[dpdk-dev] Order of system brought up affects throughput with qos_sched app

2015-09-10 Thread Dumitrescu, Cristian
Hi Wei,

You simply need to do the math and create a model for each of your token 
buckets, considering parameters like: size of the bucket, initial number of 
credits in the bucket, credit update rate for the bucket, rate of input packets 
(in bytes per second) hitting that bucket and consuming credits, etc.

Regards,
Cristian

From: Wei Shen [mailto:wshen0...@outlook.com]
Sent: Thursday, September 10, 2015 1:47 AM
To: Dumitrescu, Cristian; dev at dpdk.org
Subject: RE: [dpdk-dev] Order of system brought up affects throughput with 
qos_sched app

Hi Cristian,

Thanks for your quick response. I did a quick test of your hypothesis and it 
sort of came out as you mentioned. That is, it went back to ~4Gbps after around 
ten minutes with the previous profile I posted.
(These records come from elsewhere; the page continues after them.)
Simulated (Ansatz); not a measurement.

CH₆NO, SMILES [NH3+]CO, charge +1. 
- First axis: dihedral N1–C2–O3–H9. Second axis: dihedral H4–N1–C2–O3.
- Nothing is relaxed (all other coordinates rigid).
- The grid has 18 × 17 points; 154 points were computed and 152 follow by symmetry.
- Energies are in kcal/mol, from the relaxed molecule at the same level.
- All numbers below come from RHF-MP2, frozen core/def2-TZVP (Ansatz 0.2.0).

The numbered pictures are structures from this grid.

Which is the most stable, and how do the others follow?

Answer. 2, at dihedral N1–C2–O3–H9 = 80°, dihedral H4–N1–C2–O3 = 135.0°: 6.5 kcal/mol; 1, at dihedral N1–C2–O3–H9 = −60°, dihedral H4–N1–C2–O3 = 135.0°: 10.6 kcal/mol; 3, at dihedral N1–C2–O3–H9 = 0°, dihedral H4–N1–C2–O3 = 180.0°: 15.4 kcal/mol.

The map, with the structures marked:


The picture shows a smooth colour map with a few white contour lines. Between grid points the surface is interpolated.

In another test, I set the pipe token rate to ~20Mbps instead of full line rate 
each. Although I did run into the same order issue, I haven't noticed any slow 
down yet by the time of this email (it's been up for an hour or so).

I am sorry but I still don't get why. Do you mean ~10Gbps throughput saw in 
order #2 is made possible by the initial accumulation of credits and later when 
the app runs long enough the old credits would run out and get capped by this 
credit rate? But in the profile I set everything to be line rate so I think 
this is not the bottleneck.

Could you please illustrate it further? Appreciate it. Thank you.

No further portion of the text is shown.